Tribal loyalty trumps even strongly held political views. Mustafa Rawashdeh, a member of Parliament who signed a petition against Jordan’s joining the coalition against the Islamic State, was sitting on Saturday next to the pilot’s father at the diwan, as a member of the same tribe. He also publicly warned against opposition members using the pilot’s plight to political advantage. At one point so many tribal supporters had come to Amman that the family built a huge tent outside to accommodate overflow visitors and the news media.

The issue of the pilot’s fate has been so sensitive that Jordanian officials have scarcely mentioned the Japanese journalist, Kenji Goto, although Japan is a major aid donor to Jordan and Japanese officials have been in Amman seeking government help to try to win his release. The Islamic State eventually put the pilot’s fate into the mix, saying he would be killed along with Mr. Goto if Ms. Rishawi was not released, according to a video attributed to the militants.

The video did not say the pilot would be released — only that his life would be spared if she were freed by a deadline that expired Thursday.

Jordanian officials responded that they wanted to see proof the pilot was alive before freeing Ms. Rishawi, who had been held since 2005 after hotel bombings in Amman by Al Qaeda in Iraq. Then there was mainly silence from the two sides until Saturday, when the new video that appeared to show Mr. Goto being beheaded by a militant was released.

It is unclear what calculations the militants may be making and whether they may also factor in Jordan’s powerful tribes, especially if they want to maintain a base of support there.

The Islamic State’s cause had already won some sympathy in Jordan, where some back its goal of establishing an Islamic empire and chafe at the continuing autocracy of their own Western-allied government. Jordan is believed to be, after Saudi Arabia, the second-biggest outside contributor of Islamic State fighters.

Karak, Lieutenant Kasasbeh’s hometown, has its own minority of pro-Islamic State young men, according to Alaa Fazzaa, an exiled Jordanian dissident who follows online extremism in the country.

“They are thinking they could use the case of Moaz to stir up disturbances in Jordan,” Mr. Fazzaa said, warning other government critics to hold back — not a position he normally takes. “Anyone who has a bare minimum of national feelings must stay quiet now,” he said.

Referring to Karak, Mr. Rawashdeh, the lawmaker, said, “Some of our young men, out of ignorance or because they’re suffering economically, did support ISIS, but right now we’re noticing that people no longer do.
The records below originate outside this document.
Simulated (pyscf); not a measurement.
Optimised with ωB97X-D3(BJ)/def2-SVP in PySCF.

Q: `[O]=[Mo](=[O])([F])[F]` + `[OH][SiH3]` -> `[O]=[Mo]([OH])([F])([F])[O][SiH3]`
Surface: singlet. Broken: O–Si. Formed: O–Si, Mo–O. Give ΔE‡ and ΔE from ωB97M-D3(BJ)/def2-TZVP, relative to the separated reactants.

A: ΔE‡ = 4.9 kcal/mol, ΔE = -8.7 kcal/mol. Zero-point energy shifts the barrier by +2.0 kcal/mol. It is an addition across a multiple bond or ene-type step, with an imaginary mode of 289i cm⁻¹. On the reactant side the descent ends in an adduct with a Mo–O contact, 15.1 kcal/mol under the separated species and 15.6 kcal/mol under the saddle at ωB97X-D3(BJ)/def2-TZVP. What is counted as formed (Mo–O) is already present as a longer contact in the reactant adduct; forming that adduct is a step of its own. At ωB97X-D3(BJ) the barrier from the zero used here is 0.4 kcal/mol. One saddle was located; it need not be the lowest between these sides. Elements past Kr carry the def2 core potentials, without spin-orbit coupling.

“If anything happens to Moaz, the whole street will turn against ISIS,” he said.

By Saturday night, Lieutenant Kasasbeh’s fate remained unknown. The video that appeared to show Mr. Goto’s death on Saturday made no mention of the pilot. But many Jordanians were concerned that the reason the militants did not provide proof he was alive, as Jordan’s government demanded, was that they had already killed him.